Johnson signs ‘letter of intent’ to attend West Liberty
by Fred Pace
Editor

Fred Pace

Editor

WEST MADISON — It was said over and over again. Scott High School’s Allyson Johnson is not just a great girls’ softball player, but she is a great student, leader and role model in her school and in her community.

“West Liberty is lucky to get Allyson,” said Josh Brumfield, Vice Principal and athletic director at Scott. “Not only is she a great softball player, but she is great student and person as well.”

There is nothing more exciting for a coach than to see one of their players move on to the next level.

“We are so proud of Allyson,” said her assistant coach Rodney Miller. “We have come a long way with a lot of hard work.”

Miller said it all started back in the old A.S.A. league, when Allyson was only 6 years old.

“She won more championship back then than just about anyone,” Miller recalled. “She is a 6-time champion in A.S.A.”

Allyson’s travel ball coach Ronnie Burdette with the West Virginia Wild Ones and his wife, Bev, were in attendance, as well as her Lady Skyhawk teammates, coaches, school officials, family and friends.

“She has the whole package as an athlete,” said Bev Burdette. “But she is also a super, all-around, good kid. We know that she is going to go far in life.”

Madison Middle School vice principal A.B. Brown also spoke about his experience with Allyson.

“We are just so proud of Allyson,” Brown said. “She has worked hard for this and we love her and wish her the best.”

Scott girls’ softball head coach D.A. Harless said the first time he saw Allyson she was only 6 years old.

“He comes this little cotton-top on the field with her catcher’s helmet on sideways, her chest protector and shin guards covering her body and she was dragging along saying, ‘I’m hot…I don’t want to play,’” Harless recalled. “We said, ‘Who is that kid?’ Someone said that is P.J. and Bonnie’s daughter. I didn’t think she was going to make it as a softball player, but boy did she prove us wrong.”

Harless said Allyson is not only a role model to her teammates and other students, but to his own daughter as well.

“My daughter hangs out with Allyson a lot and she even acts like her a lot on and off the field,” he said. “I am so proud of Allyson. The hard work she has put in since she was a little girl has paid off. I feel like she looks at me as a part of her family and I do her as well.”

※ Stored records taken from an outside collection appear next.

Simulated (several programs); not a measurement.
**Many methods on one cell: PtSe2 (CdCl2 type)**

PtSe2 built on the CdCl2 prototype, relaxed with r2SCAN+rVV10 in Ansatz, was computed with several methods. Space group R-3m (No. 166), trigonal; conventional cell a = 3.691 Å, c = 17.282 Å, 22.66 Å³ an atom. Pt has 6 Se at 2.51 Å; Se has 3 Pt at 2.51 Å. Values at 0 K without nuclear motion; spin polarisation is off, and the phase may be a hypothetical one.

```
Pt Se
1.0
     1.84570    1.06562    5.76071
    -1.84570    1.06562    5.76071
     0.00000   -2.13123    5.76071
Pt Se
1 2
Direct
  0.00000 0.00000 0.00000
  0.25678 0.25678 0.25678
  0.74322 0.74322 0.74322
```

Harless said Allyson’s parents deserve so much credit for their daughter’s success on and off the field.

“I want to thank everyone that came today,” Allyson’s mother Bonnie Johnson said. “You don’t know how special all of you are to us. We would not be here without all of you. We are a softball family and we love all of you.”

Bonnie Johnson said just within the last few months she has noticed her daughter becoming an adult.

“I love her dearly and I wish her all the happiness in the world, while making all of her dreams come true,” she said.

Then, in a very emotional moment, Allyson’s mother spoke of a belt her daughter was wearing and a prayer cloth her daughter was carrying at the ceremony.

“She is wearing the belt her late-grandfather Joe Johnson got from Mexico and she also has a prayer cloth that my late mother gave her long ago,” Bonnie Johnson said. “She keeps this prayer cloth with her most of the time and we always remember that every day is special. So don’t let a day go by without telling the people you love that you care about them, because one day they may not be here.”

After that, a tearful father tried to speak about his daughter.

“There is not a lot I can say after that,” P.J. Johnson, Allyson’s father, said. “It’s been a great ride.”

Bonnie Johnson said through her daughter, she and her husband have been able to travel to places they otherwise would not have been.

“It’s so wonderful to make so many new friends and go so many places,” she said.

Bonnie Johnson also told a story of Allyson’s other grandmother running into a woman that knew Allyson.

“She said when they were talking about the girl that plays for the Scott girls’ softball team the woman said, ‘Are you talking about Pig?’”

Pig is Allyson’s nickname, and many around the state that know about Scott High’s star softball player don’t know her real name.

“They just know her by the name Pig,” her mother said with a laugh. “We think that’s really funny.”

Allyson said when she was about 7 years old, her paw-paw came to see her pitch at an A.S.A. League game.

“It was the first game he had come to and at the end he said, ‘That’ll do, that’ll do little pig,’ from the movie ‘Babe,’” Allyson recalled. “My dad thought it was funny and the nickname stuck.”

Allyson said she began softball as a catcher, then a pitcher, then played centerfield before moving to shortstop where she has played most of her high school career.

Her high school and travel career stats show her to be a great hitter. Last year, her batting average was .500 with an on base percentage of .672. She hit 16 doubles, 3 triples, 4 homeruns and drove in 28.

In 2011, she was named 1st team All Cardinal Conference and All Academic team, All State Honorable Mention and awarded the high school team’s captain.

In 2012, she was again named All State Honorable Mention and 1st team All Cardinal Conference and All Academic team and she didn’t strike out in the entire season.

Allyson will be on the field this spring for her senior year and she has high expectations.

“I think we are going to do everything that we want, which is going to the state championship game and winning it,” she said.

Allyson has a maturity level not seen in many high school teens today.

“I don’t do any illegal things or party or stuff my mom and dad would not be proud of,” she said. “I know that my teammates and friends look to me as a role model and leader and that is something I don’t take lightly. I want to be a good example for them and help them in any way I can.”

Allyson was also recruited by West Virginia State, Fairmont, Radford U in Va., and Glenville.

“I picked West Liberty because it seem very family-oriented,” she said. “I wanted to go somewhere that I was really, really wanted and they made me feel that way.”

Allyson said she will be majoring in criminal justice/pre-law.

“I am either going to become a lawyer, or I am going to try to become a detective and move into the U.S. Secret Service one day,” she said.

After Allyson thanked everyone for attending the ceremony and finished speaking, her assistant coach Rodney Miller kissed her on the head and said, “That’ll do, that’ll do little pig.”